Democratic Party chiefs from across New York State, thick in the audience, were echoing this message.

"We've done a lot of thinking about Hillary," said Ryetown, N.Y. Democratic Party chairwoman Joni Meiskin. "She's the kind of person who can work with people in the Senate. Mayor Giuliani is a loose cannon. He has done a great job in New York City, nobody can take that away from him. But I think she'll be a good senator."
The first lady's speech, which drew thunderous applause on several occasions, focused on policy issues such as health care, education, the environment, abortion rights, and a secure Israel.

Recalling a speech she made at her college commencement at Wellesley in 1969, the first lady said: "I often return to one thing I said back then: That politics is the art of making possible what appears to be impossible. I still believe that today. We can do what seems impossible if we have the vision the passion and the will to do it together."

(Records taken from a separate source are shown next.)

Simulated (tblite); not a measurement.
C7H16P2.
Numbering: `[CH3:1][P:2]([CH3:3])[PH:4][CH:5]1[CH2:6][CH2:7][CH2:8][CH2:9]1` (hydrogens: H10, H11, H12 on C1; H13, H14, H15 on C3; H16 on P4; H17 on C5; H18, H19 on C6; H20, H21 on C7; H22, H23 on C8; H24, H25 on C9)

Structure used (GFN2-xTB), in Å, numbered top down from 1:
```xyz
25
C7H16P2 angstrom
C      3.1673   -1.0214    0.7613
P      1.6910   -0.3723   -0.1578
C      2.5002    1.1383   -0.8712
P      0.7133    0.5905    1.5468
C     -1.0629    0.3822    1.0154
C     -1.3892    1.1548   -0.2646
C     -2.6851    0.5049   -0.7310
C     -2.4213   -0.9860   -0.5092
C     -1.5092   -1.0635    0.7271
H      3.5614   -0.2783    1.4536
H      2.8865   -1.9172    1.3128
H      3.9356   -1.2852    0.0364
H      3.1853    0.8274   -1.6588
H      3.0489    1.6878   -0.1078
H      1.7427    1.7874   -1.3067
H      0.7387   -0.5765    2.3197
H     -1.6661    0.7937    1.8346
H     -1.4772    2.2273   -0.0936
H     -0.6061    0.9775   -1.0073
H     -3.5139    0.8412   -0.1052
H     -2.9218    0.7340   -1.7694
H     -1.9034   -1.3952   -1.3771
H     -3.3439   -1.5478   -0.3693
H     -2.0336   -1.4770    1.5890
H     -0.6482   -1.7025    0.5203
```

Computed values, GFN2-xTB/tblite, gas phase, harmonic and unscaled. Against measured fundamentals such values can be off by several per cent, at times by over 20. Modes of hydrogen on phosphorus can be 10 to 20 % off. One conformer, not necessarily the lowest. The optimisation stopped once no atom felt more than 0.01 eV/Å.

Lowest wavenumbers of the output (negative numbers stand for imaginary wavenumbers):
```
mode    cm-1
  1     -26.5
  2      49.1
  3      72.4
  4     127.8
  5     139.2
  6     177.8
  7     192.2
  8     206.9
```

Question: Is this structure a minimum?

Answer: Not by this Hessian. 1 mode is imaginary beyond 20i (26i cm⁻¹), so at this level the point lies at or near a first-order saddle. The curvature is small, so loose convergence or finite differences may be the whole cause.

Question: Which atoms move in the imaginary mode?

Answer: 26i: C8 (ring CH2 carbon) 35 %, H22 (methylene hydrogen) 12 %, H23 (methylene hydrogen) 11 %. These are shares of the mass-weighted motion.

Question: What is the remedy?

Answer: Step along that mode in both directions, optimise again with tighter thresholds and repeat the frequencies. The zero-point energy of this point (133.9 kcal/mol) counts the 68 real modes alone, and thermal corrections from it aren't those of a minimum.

In the media trenches around the perimeter of the gym floor where hundreds of reporters sought news in a scripted atmosphere, Hillary's campaign signaled Sunday that it was preparing to take off the gloves in its quest for success.

Clinton campaign spokesman Howard Wolfson told CBSNews.com, "It's true, she doesn't have the same record he (Giuliani) does. She has not arrested homeless people. She did not cut the education budget. That's his record -- he can run on it."